JULIUS WHITE, Defendant.


WILLIAM W. CALDWELL, District Judge.

I. Introduction

We are considering Defendant Julius White's motion to sever. (Doc. 524). Defendant claims that he was improperly joined under Federal Rule of Criminal Procedure 8(b), or, alternatively, that the charges against him should be severed from his co-defendants pursuant to Federal Rule 14.

II. Background

On November 28, 2012, Defendant was charged in a Superseding Indictment with criminal conspiracy to distribute and possess with intent to distribute five kilograms or more of cocaine hydrochloride and 280 grams or more of crack cocaine (Count 1); distribution and possession with intent to distribute five kilograms or more of cocaine hydrochloride and 280 grams or more of crack cocaine (Count 2); and a forfeiture count (Count 5). Plea negotiations with the government have broken down, and Defendant now seeks to sever his case from his co-defendants.

III. Discussion

A. Joinder Under Rule 8

"There is a preference in the federal system for joint trials of defendants who are indicted together." Zafiro v. United States , 506 U.S. 534, 537 (1993). Under Federal Rule of Criminal Procedure 8(b), [1] joinder is proper so long as "the crimes charged are allegedly a single series of acts or transactions...." United States v. Eufrasio , 935 F.2d 553, 567 (3d Cir. 1991). A "transactional nexus" must exist between the defendants to be joined. United States v. Irizarry , 341 F.3d 273, 287 n.4 (3d Cir. 2003) (citing Eufrasio , 935 F.2d at 570 n.20). The Third Circuit has explained that the allegation of a conspiracy presumptively satisfies this requirement, "since the claim of conspiracy provides a common link, and demonstrates the existence of a common scheme or plan." United States v. Somers , 496 F.2d 723, 729-30 (3d Cir. 1974) (internal citations omitted); see also United States v. Friedman , 854 F.2d 535, 561 (2d Cir. 1988). When determining whether joinder is appropriate, we focus on the indictment, but "may look beyond the face of the indictment in limited circumstances." United States v. McGill , 964 F.2d 222, 242 (3d Cir. 1992). That is, "[w]here representations made in pretrial documents other than the indictment clarify factual connections between the counts, reference to those documents in permitted." Id.

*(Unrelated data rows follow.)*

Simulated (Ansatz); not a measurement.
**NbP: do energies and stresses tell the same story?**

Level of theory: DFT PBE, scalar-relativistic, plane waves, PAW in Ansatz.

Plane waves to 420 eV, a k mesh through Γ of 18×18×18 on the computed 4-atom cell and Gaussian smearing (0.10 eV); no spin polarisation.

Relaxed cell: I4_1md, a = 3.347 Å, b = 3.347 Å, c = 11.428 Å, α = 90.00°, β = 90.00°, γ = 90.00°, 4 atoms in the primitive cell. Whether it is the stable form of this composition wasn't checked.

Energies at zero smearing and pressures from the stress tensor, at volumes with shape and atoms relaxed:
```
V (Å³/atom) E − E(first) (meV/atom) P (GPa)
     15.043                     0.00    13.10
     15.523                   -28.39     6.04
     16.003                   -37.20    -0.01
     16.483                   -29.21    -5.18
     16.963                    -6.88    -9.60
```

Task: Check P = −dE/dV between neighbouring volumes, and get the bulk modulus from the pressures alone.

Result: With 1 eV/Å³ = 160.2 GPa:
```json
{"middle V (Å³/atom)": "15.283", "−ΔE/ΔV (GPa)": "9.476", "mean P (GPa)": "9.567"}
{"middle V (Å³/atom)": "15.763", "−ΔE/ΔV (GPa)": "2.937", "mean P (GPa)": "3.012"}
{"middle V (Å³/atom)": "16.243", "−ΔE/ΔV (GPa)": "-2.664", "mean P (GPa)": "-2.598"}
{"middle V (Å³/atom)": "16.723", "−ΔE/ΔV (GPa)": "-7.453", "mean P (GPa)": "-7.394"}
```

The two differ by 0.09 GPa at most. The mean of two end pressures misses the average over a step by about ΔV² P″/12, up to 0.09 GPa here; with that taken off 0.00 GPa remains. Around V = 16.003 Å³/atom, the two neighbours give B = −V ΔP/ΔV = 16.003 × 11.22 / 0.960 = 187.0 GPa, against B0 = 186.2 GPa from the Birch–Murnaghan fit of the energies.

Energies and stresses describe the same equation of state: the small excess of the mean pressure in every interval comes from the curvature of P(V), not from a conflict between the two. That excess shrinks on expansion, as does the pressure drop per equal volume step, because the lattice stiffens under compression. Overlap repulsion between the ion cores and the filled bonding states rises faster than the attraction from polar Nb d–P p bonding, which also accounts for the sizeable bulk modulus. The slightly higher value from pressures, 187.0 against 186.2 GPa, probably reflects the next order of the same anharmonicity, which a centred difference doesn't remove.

Applying this standard to the case at hand, we find that Defendant was properly joined under Rule 8. The Superseding Indictment alleges that Defendant conspired with his co-defendants to manufacture, distribute, and possess with intent to distribute cocaine hydrochloride and crack cocaine. (Doc. 244). Defendant contends that the Government's evidence fails to link him to the overall drug conspiracy and his co-defendants because the indictment does not "specify which acts the Defendant is alleged to have committed." (Doc. 524 at 4). However, given the facts alleged in the Superseding Indictment and in the Government's brief (Doc. 554), we find Defendant's claims on this point to be without merit. As explained above, the allegation of a conspiracy alone provides the "transactional nexus" needed to satisfy Rule 8 requirements. See Somers , 496 F.2d at 729-30. It is of no consequence that Defendant is not charged in every count of the indictment. See FED. R. CRIM. PRO. 8(b). Accordingly, we find that the Defendant was properly joined.

B. Rule 14 Severance

Federal Rule 14 permits severance of a proper Rule 8(b) joinder if a substantial risk of prejudice to the defendant exists. See Zafiro , 506 U.S. at 540. The trial judge has discretion over whether severance is necessary, but it should only be granted if the defendant has overcome the heavy burden of showing that "clear and substantial prejudice [would result] in a manifestly unfair trial." United States v. Urban , 404 F.3d 754, 775 (3d Cir. 2005) (internal quotation omitted); see also Eufrasio , 935 F.2d at 568. When making this decision, we must balance the public interest in conserving judicial resources against the possibility of prejudice. See United States v. Sandini , 888 F.2d 300, 306 (3d Cir. 1989), cert. denied, 494 U.S. 1089 (1990). In United States v. Zafiro, the Supreme Court gave three examples of when prejudice might rise to a level warranting severance: (1) a complex case involving many defendants with "markedly different" degrees of culpability; (2) a case where evidence of one defendant's guilt is admissible only against a co-defendant; and (3) a case where exculpatory evidence is inadmissible in the joint trial. Zafiro , 506 U.S. at 539. However, the Court noted that "defendants are not entitled to severance merely because they may have a better chance of acquittal in separate trials." Zafiro , 506 U.S. at 540. The Third Circuit has instructed that "judicial economy favors a joint trial where defendants are... charged with a single conspiracy." Sandini , 888 F.2d at 305. "The possibility that some evidence will be admissible against some but not all defendants does not require severance." United States v. Kenny , 462 F.2d 1205, 1218 (3d Cir. 1972).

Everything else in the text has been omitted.